Practically every type of legal claim has a time limit in which you must file that claim or else you are barred from doing so. Personal injury claims, like slip-and-falls or car accidents, have pretty straightforward limits, such as two years from the date of the injury. However, with federal employment discrimination claims the time limit for filing varies depending on several factors.

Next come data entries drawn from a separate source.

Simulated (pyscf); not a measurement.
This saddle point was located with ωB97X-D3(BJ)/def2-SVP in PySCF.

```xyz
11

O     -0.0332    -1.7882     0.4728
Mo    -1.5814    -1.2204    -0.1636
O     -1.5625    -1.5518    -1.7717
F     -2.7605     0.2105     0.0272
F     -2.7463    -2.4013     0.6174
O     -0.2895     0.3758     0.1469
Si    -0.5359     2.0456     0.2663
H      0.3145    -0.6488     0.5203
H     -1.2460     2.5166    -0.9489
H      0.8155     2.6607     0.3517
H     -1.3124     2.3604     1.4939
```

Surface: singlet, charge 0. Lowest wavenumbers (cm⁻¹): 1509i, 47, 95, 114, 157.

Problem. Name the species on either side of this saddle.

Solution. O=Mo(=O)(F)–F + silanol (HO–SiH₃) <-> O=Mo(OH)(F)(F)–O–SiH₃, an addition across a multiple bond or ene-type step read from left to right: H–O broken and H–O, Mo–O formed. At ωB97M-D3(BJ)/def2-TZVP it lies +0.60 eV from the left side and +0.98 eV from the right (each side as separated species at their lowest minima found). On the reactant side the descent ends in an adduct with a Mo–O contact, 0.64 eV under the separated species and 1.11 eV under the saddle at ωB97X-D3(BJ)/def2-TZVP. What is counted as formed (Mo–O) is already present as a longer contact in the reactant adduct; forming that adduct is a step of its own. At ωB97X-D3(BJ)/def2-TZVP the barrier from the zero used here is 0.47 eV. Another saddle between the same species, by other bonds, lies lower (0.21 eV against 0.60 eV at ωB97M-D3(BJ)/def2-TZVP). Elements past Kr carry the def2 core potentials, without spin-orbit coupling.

Factors that affect statute of limitations

Some of the factors that have an effect on the time limit for filing certain employment discrimination claims include the following:

  • When does the employee believe (or should have believed) that he or she was subjected to discrimination?
  • Was the discriminatory act a “continuing violation?”
  • When did the employee receive his or her “right to sue letter” from the EEOC?
  • Is there a state or local agency similar to the EEOC that requires administrative filing?
  • Which federal law governs the type of discrimination claim being alleged?
  • Is the employee a federal employee?

Filing an EEOC charge and the applicable time limits

If your discrimination claims are based on a violation of Title VII, the Pregnancy Discrimination Act (PDA), Americans with Disabilities Act (ADA) or the Age Discrimination in Employment Act (ADEA), the employee is required to file a charge of discrimination with the EEOC before a lawsuit can be filed in federal court.

In most cases, the deadline for filing a charge of discrimination with the EEOC is 180 days from the date the discrimination occurred. However, if there is a state or local law that prohibits the same type of discrimination, the deadline for filing an EEOC charge for claims brought under Title VII, PDA and ADA is increased to 300 days. The same is true for state law claims that prohibit age discrimination, but not for a similar local law. Ultimately, the deadline for filing an EEOC charge for a Title VII, PDA, ADA or ADEA claim will be either 180 or 300 days

When can you file an employment discrimination in court?

After filing an EEOC charge pursuant to Title VII, the PDA or the ADA, you must receive a “Notice of Right to Sue” (also referred to as a “right to sue letter”) from the EEOC before you can file a lawsuit in court. The EEOC automatically issues a right to sue letter after the agency’s investigation has concluded and no probable cause has been found. The good news is, a finding of no probable cause does not prohibit you from filing your lawsuit or winning in court.

On the other hand, if the EEOC finds that probable cause exists, the EEOC will suggest mediation in order to settle the issues between you and your employer. If mediation

fails, the EEOC may choose to sue your employer on your behalf. This is very rare, however. It is quite common for the EEOC to fail to complete its investigation within 180 days after your charge was filed. If that happens, you have the option to request that a right to sue letter be issued so you can file your lawsuit. Either way, once you receive your right to sue letter, you have 90 days to file your lawsuit based on Title VII, the PDA, and/or the ADA. If you do not, then your lawsuit is time-barred and will be dismissed.

ADEA claims do not require a Notice of Right to Sue

Claims asserting violations of the ADEA do not require the issuance of a right to sue letter before you can file your lawsuit. Instead, you can file an ADEA lawsuit after 60 days have passed from the day you filed your EEOC charge. If you receive notice from the EEOC that it has completed its investigation, then you have 90 days from that day to file your lawsuit.

There are other statute of limitations for other types of federal employment discrimination claims, so if you have questions, contact our employment discrimination attorneys immediately. If you feel you have been the victim of discrimination or retaliation, or if you have any questions regarding your employment rights, please contact Michel | King , either online or by calling us at (205) 265-1880.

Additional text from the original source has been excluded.